Payment and Payer Data
Before you send a request to initiate a transaction, gather the necessary information directly from the payer or your system.
Although the Direct Payment integration method allows you to create your own payment page to gather data, ensure you do the following:
- Obtain the necessary data about the payer and their payment order.
- Ensure that the payer securely provides their details to you on your application.
- Include all the necessary data that any specific payment features require, and you would want to use in the request.
- Use meaningful order and transaction IDs to track the order and transaction throughout the payment process.
Request-related identifiers
To identify the order and transactions throughout your system and at your payment processor, use the following fields:
- Order ID
- Optional: Order reference
- Optional: Identifier for the acquirer
- Transaction ID
Generate these values by ensuring the required uniqueness and ideally taking advantage of any natural keys within your system.
For more information about each of these identifiers and how to use them, see Identifiers. For a basic understanding about Orders and transactions.

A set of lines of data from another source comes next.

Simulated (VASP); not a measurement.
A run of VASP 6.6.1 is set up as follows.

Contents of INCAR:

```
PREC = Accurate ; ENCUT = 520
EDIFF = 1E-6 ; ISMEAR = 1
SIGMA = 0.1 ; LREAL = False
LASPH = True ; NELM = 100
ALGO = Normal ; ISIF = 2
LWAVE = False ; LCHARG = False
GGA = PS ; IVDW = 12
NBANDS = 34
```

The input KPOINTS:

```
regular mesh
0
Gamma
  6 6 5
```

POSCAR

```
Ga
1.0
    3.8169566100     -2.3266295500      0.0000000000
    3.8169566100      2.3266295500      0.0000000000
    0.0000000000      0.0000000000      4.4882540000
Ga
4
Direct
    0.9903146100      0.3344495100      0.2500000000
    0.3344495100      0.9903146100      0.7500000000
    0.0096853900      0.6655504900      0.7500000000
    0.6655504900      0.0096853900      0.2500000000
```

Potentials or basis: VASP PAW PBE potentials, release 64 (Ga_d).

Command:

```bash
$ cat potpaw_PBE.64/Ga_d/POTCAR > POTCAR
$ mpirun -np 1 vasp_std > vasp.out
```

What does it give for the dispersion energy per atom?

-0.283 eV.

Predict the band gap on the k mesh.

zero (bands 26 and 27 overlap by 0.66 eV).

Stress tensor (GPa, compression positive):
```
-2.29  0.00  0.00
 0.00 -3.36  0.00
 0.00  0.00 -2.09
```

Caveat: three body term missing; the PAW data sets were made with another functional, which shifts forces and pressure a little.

Mandatory fields for transaction operation
To identify the mandatory fields for the specific transaction operation, see the API Reference for that operation.
HTML form data display
When you gather the necessary data from the payer using HTML form fields, you must not display all request fields in the HTML form. Ensure the following actions:
- What to display.
- What to calculate in the code.
- What not to display, even tagged as hidden fields,
Secure your integration
To ensure the security of your integration, only expose the minimum amount of data to your payer. As a best practice, only render form fields that require input from the payer. For example, the shipping and billing address fields, the payment details, and the credit card data. Here are the important tips to secure you integration:
- Never use the hidden form fields to pass information relevant to processing a transaction, as the payer or someone with malicious intent can edit these fields to process transactions that are potentially fraudulent. This especially applies to fields like the merchant ID and API password. You must store these values securely in your server. If a fraudulent user were to gain access to this data, your account would be susceptible to a potential attack.
- Always calculate the order amount immediately before sending the transaction request. If you store the value as a hidden field, a fraudulent payer can alter the amount, and without the right checks in your integration, they can manipulate the transaction. For example, only paying 1 USD instead of 100 USD.
- For sample HTML forms for basic operations such as AUTHORIZE, CAPTURE, REFUND, and PAY, see Downloads.
Although the sample forms cover many fields as examples, your integration must not expose all those fields, but only the ones for which you need payer input.
Secure data transfer on your payment page
The websites that collect sensitive or confidential data must use TLS to protect the data passed between the payer's Internet browser and your application. When an Internet browser passes any data to a web server, such as your web application, using TLS secures the data, and unintended recipients cannot intercept or view the data.
If you use the Direct Payment integration method, your application must present the payer with a secure form using TLS for collecting sensitive payment data. Consider using a secure form also when collecting less sensitive but still confidential information, such as payer addresses.
Several browsers now require the use of HTTPS with valid TLS certificates to avoid presenting security errors to customers.